Median Home Price: $1,225,110
Median Price Change: -4%
Average Days On Market: 88
Inventory: 126 properties
Median Household Income: $101,555
Ignored Because: In the East Bay

#170 – 94941 Mill Valley

Median Home Price: $1,185,211
Median Price Change: NA
Average Days On Market: 106
Inventory: 197 properties
Median Household Income: $91,283
Ignored Because:  Model for Hill Valley in Back to the Future

#171 – 94563 Orinda

Median Home Price: $1,184,089
Median Price Change: -5%
Average Days On Market: 101
Inventory: 101 properties
Median Household Income: $119,832
Ignored Because: In East Bay, even closer to Oakland than Lafayette

image #173 – 94303 Palo Alto

Median Home Price: $1,175,241
Median Price Change: -5%
Average Days On Market: 59
Inventory: 34 properties
Median Household Income: $64,256

It’s a pretty safe bet that the median home price hasn’t been contaminated by East Palo Alto (which shares this zip code), but take a look at that median household income.  It’s about $20,000 less than 94306, which has a fairly similar set of residents (in the Palo Alto part of the zip, anyway).

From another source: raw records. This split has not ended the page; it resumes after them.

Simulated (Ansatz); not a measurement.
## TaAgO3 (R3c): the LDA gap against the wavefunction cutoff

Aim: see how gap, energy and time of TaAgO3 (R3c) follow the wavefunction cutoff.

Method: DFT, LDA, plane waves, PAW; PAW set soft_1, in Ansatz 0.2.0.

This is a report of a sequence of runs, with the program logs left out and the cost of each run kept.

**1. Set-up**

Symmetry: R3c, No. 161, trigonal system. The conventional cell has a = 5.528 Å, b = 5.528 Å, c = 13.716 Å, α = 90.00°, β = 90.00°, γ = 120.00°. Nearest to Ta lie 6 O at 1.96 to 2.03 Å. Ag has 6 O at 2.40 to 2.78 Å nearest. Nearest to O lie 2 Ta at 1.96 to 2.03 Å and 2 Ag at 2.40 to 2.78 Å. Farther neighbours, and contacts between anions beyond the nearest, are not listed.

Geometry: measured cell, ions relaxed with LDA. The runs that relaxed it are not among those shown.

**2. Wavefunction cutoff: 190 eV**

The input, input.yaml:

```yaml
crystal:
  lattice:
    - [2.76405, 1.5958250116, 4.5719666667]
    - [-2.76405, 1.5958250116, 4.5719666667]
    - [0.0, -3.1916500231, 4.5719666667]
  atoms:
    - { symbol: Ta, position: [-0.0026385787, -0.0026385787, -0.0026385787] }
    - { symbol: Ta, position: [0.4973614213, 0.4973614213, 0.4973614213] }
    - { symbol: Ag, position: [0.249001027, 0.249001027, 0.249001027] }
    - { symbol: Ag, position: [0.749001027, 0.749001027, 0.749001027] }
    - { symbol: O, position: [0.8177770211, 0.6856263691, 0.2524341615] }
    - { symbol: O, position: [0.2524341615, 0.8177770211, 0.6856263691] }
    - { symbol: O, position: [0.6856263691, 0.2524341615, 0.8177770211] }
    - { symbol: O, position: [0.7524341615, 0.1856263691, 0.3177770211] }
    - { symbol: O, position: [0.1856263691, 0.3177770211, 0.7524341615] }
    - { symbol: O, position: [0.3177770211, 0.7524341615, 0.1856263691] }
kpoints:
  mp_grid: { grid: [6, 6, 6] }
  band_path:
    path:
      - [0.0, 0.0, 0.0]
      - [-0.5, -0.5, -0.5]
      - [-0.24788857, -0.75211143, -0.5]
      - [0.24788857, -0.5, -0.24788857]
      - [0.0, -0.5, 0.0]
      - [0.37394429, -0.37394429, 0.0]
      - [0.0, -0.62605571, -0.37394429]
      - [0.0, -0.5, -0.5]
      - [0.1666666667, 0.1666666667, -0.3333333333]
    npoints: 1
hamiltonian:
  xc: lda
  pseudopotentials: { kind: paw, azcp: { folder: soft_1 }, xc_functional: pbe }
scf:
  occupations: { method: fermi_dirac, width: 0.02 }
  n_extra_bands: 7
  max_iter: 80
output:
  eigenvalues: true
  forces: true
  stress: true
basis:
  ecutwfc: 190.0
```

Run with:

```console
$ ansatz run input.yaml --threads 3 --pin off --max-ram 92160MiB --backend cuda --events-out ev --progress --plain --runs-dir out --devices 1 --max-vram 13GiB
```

While the zip shares with the Oaklandesque East Palo Alto (hey, at least it brought you IKEA), it also has some nice areas in midtown as well as the West Marine on San Antonio Road.  (Remember, yachties spend like drunken sailors because they are drunken sailors.)

Since 94303 has just everything in the whole city that hugs US 101, that isn’t helping matters.  Some of the lower-cost Eichlers in South Palo Alto that get torn down and replaced by monster houses are in 94303, too.  Hope they put in triple-pane windows like they did at Gables End.

#175 – 94965 Sausalito

Median Home Price: $1,173,479
Median Price Change: -11%
Average Days On Market: 149
Inventory: 84 properties
Median Household Income: $76,808
Ignored Because: Has stupid song written about it

#179 – 94705 Berkeley

Median Home Price: $1,152,174
Median Price Change: -1%
Average Days On Market: 70
Inventory: 30 properties
Median Household Income: $68,112
Ignored Because: Shares zip code with Oakland, lousy state-funded college

image #184 – 94025 Menlo Park

Median Home Price: $1,134,946
Median Price Change: -9%
Average Days On Market: 88
Inventory: 179 properties
Median Household Income: $89,572

When you realize that this zip stretches from the foothills near I-280 all the way to the slums of Belle Haven, that median home price is rather impressive.  Not every city the size of Menlo Park has to make due with a single zip code.  Palo Alto has four distinct zips, and Redwood City has five.

And while a ranking of 184th most expensive zip code in the country is clearly not good enough for the RBA, perhaps Menlo Park could petition the
postal service to split the city into East and West postal zones, in hope of the western half aspiring to the RBA.

Nah, prices down 9%.  Forget it.

image #185 – 94062 Redwood City

Median Home Price: $1,133,462
Median Price Change: -5%
Average Days On Market: 97
Inventory: 111 properties
Median Household Income: $96,677

Ha ha!  What was I just talking about above?  Redwood City is nowhere as high on the snootiness index as Menlo Park, and yet by having several zip codes, they managed to get one of them to qualify for the Forbes list.  And this is the one zip that shares with Woodside, which is quite a bit higher in the rankings (#41). 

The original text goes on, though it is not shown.